Tuesday, June 24, 2014

TUESDAY TIPS: Phone a Friend

TWO DAYS AGO, I answered an e-mail and explained how a diver would replenish the soda-lime scrubbing material in a diving rebreather. At the same time, a friend of mine in Palm Bay (a city not far from me in Florida) was detailing how a particular type of evidence would be collected from a crime scene. Meanwhile, in Virginia, a third friend was explaining how to do a tracheotomy using found objects, and yet a fourth friend (this one in California) was answering someone who wanted to know the differences between English and American libel laws.
   Oh ... and all of the people I talk about above are bestselling novelists.
   We are all members of a private Yahoo group, composed of more than 200 novelists scattered around the world, all with at least three books published by conventional, advance- and royalty-paying publishers. 
   Because the group is extremely active, we email one another daily, as well as getting together for the occasional retreat. And because we know each other well, we get to know one another's backgrounds. Several members, in addition to being popular novelists, are very successful physicians or attorneys. One is a retired police detective. Another is an actor. Yet another is an architect, and one is one of the world's greatest authorities on quilting. 
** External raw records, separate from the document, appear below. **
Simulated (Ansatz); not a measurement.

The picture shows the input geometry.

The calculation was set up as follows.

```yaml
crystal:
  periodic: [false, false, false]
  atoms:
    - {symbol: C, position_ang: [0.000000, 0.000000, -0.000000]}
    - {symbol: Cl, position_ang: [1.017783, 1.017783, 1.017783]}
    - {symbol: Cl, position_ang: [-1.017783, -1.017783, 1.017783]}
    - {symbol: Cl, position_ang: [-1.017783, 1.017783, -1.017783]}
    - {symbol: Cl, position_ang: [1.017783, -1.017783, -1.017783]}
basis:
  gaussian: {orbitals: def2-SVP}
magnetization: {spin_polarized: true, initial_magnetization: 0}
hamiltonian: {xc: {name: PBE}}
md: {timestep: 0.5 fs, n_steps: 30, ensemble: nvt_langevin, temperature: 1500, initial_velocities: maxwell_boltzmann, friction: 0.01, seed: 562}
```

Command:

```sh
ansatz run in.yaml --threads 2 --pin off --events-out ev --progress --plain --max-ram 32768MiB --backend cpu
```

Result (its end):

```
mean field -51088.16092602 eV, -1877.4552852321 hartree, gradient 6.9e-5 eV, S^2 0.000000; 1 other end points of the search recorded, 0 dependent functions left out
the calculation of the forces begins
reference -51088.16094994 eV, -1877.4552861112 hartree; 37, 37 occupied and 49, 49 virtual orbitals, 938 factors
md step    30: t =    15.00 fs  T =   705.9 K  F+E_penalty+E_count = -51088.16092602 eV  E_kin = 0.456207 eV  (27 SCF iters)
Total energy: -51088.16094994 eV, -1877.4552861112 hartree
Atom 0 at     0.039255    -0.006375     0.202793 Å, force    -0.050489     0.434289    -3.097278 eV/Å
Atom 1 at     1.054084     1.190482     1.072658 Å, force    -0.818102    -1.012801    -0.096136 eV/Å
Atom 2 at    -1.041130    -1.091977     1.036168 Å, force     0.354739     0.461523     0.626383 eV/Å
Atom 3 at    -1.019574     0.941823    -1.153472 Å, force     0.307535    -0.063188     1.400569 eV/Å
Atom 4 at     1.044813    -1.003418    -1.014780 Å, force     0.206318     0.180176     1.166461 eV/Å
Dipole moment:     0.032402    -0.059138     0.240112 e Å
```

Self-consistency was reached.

   And one service we provide our peers in the group is a sharing of that knowledge base. 
   So, as I am a PADI Master Scuba Diver Trainer (two steps above an instructor), as well as an NSS-CDS Full Cave diver, and a closed-cell rebreather diver, I tend to be the go-to guy whenever someone is writing a scene that involves scuba diving. And virtually everyone in the group has some area of micro-knowledge. One just published a book on how to do portrait photography ... of dogs.   
   True, much information is easily Googled today, but that's a two-edged sword: much information on the Internet is also incorrect. So by asking people we trust, we get solid information that helps us maintain the crucial reasonable suspension of disbelief with our readers.
   Point is, what we do on a wide scale basis, just about any writers group or critique group can do on a smaller scale. Get to know the people in your writing circle, and get to know them beyond the superficial level of what they write. 
   You may just discover that the medieval armor expert you're looking for is actually the blank-verse poet who sits next to you on Tuesdays.